Another story I remember, I was 13 or 14 and had never had a new piece of hockey equipment. A scout for the Toronto Maple Leafs was coming, and a man who ran a sporting-goods store, not a man of great wealth, said: “I have something for you,” and gave me a new pair of skates. I scored three goals that night [and later became captain of Harvard’s hockey team].
How do we encourage families to get more involved when they are so busy?
You have to work smarter, and you can’t work harder. I see it with my five daughters with our eight grandchildren really making careful choices about their time. I think doing things with your children is important for volunteer activities my advice is to try to choose some activities where your children can be involved.
Your five daughters are very active public servants. You talk about inspiring generosity in children. What was your secret?
I don’t think we did anything out of a recipe book. But I supposed they developed an interest in things beyond their immediate needs, and that has taken them into their life’s work. All five from an early age were involved in what I would call philanthropic activities.
I remember we were in England on sabbatical leave in Cambridge, and my [eldest daughter] was four at the time, and we went to the little village church on Sundays and there was a congregation of 40 or 50. A very elderly hunchback man sat in the back pew, and the first Sunday, she went back and sat with him. She did that each Sunday.

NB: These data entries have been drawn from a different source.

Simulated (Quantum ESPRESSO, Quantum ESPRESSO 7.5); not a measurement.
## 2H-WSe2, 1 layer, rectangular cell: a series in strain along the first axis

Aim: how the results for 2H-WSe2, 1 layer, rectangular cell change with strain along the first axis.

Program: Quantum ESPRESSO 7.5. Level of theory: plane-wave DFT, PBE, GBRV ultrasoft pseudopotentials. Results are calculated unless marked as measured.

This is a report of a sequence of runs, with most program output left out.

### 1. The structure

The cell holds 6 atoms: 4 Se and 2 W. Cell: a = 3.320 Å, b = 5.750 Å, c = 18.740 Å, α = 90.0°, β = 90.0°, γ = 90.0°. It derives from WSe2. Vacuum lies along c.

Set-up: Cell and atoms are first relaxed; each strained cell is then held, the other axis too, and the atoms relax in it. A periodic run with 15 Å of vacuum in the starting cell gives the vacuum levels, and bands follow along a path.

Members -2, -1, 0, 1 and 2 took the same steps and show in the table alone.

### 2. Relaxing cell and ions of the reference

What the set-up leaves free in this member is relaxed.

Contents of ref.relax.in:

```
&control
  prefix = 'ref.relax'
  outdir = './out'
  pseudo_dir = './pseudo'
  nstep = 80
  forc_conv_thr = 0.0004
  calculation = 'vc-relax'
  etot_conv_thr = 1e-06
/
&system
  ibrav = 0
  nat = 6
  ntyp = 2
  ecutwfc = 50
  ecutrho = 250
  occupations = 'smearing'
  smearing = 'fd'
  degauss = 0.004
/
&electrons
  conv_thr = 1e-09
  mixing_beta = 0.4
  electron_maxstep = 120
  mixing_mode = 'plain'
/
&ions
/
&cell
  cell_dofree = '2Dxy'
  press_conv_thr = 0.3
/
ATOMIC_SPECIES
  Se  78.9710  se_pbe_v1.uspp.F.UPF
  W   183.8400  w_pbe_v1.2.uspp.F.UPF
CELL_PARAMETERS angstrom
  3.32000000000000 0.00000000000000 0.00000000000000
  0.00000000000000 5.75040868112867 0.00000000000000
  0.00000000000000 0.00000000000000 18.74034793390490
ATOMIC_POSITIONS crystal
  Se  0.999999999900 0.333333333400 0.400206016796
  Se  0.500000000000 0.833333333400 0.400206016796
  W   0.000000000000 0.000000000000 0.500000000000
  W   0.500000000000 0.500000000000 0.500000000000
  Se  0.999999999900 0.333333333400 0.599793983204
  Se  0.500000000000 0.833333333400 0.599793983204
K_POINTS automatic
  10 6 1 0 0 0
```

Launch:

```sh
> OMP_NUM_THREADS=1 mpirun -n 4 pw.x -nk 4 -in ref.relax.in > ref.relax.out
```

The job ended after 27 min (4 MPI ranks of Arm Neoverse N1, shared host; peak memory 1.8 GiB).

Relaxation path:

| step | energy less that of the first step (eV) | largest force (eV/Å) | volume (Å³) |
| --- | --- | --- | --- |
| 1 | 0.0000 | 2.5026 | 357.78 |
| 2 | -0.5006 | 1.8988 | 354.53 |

What could parents say to their kids to inspire that kind of behaviour in them?
One hopes that parents expose their children to the needs of others, to broaden their appreciation of the society we live in – there is an awful lot of need. And very often, those of us blessed to live in very comfortable homes sometimes get cut off from the realities of society. I think that notion of developing a responsibility to use one’s treasure as well as one talent to satisfy needs other than one’s own are an important part of psychological and emotional development in children.
Where do you see the future going for philanthropy in Canada?
I think a steady progression toward a smarter, more caring nation.
Is there a specific goal we should be setting for ourselves?
By 2017, the notion of helping one’s neighbour is considered a core feature of Canadian citizenship – as opposed to an extracurricular activity.
This interview has been edited and condensed.